At the time, we did not understand basic things such as whether or not it was possible to PAC-learn with an active algorithm without making strong assumptions about the noise rate. In other words, the fundamental question was “can we do it?”
The nature of the question has fundamentally changed in my mind. The answer is to the previous question is “yes”, both information theoretically and computationally, most places where supervised learning could be applied.
In many situation, the question has now changed to: “is it worth it?” Is the programming and computational overhead low enough to make the label cost savings of active learning worthwhile? Currently, there are situations where this question could go either way. Much of the challenge for the future is in figuring out how to make active learning easier or more worthwhile.
At the active learning tutorial, I stated a set of somewhat more precise research questions that I don’t yet have answer to, and which I believe are worth answering. Here is a bit of an expansion on those questions for those interested.
- Is active learning possible in a fully adversarial setting? By fully adversarial, I mean when an adversary controls all the algorithms observations. Some work by Claudio and Nicolo has moved in this direction, but there is not yet a solid answer.
- Is there an efficient and effective reduction of active learning to supervised learning? The bootstrap IWAL approach is efficient but not effective in some situations where other approaches can succeed. The algorithm here is a reduction to a special kind of supervised learning where you can specify both examples and constraints. For many supervised learning algorithms, adding constraints seems problematic.

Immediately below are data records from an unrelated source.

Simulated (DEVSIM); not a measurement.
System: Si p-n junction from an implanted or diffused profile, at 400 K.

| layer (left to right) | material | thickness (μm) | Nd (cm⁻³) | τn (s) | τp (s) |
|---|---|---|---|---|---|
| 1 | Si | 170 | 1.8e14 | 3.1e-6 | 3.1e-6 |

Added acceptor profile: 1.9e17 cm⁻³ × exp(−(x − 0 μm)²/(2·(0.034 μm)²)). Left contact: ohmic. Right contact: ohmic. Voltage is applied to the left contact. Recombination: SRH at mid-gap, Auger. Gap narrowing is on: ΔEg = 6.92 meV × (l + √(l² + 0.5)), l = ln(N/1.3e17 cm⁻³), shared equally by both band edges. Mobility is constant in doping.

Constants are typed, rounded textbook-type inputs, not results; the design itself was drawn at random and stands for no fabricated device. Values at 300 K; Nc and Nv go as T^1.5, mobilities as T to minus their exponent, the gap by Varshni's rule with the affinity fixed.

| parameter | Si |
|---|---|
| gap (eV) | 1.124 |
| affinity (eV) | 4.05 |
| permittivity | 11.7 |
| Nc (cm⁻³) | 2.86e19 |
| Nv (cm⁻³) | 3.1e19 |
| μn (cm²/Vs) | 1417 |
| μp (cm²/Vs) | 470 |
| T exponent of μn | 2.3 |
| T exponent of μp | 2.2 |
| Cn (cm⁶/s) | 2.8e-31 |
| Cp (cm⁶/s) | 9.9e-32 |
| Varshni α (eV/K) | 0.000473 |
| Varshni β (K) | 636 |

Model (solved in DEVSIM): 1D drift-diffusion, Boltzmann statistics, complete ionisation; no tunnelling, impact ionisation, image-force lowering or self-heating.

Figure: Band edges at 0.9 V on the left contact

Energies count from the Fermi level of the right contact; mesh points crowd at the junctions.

- Can active learning succeed with alternate labeling oracles? The ones I see people trying to use in practice often differ because they can provide answers of varying specificity and cost, or because some oracles are good for some questions, but not good for others.
- At this point, there have been several successful applications of active learning, but that’s not the same thing as succeeding with more robust algorithms. Can we succeed empirically with more robust algorithms? And is the empirical cost of additional robustness worth the empirical peace-of-mind that your learning algorithm won’t go astray where other more aggressive approaches may do so?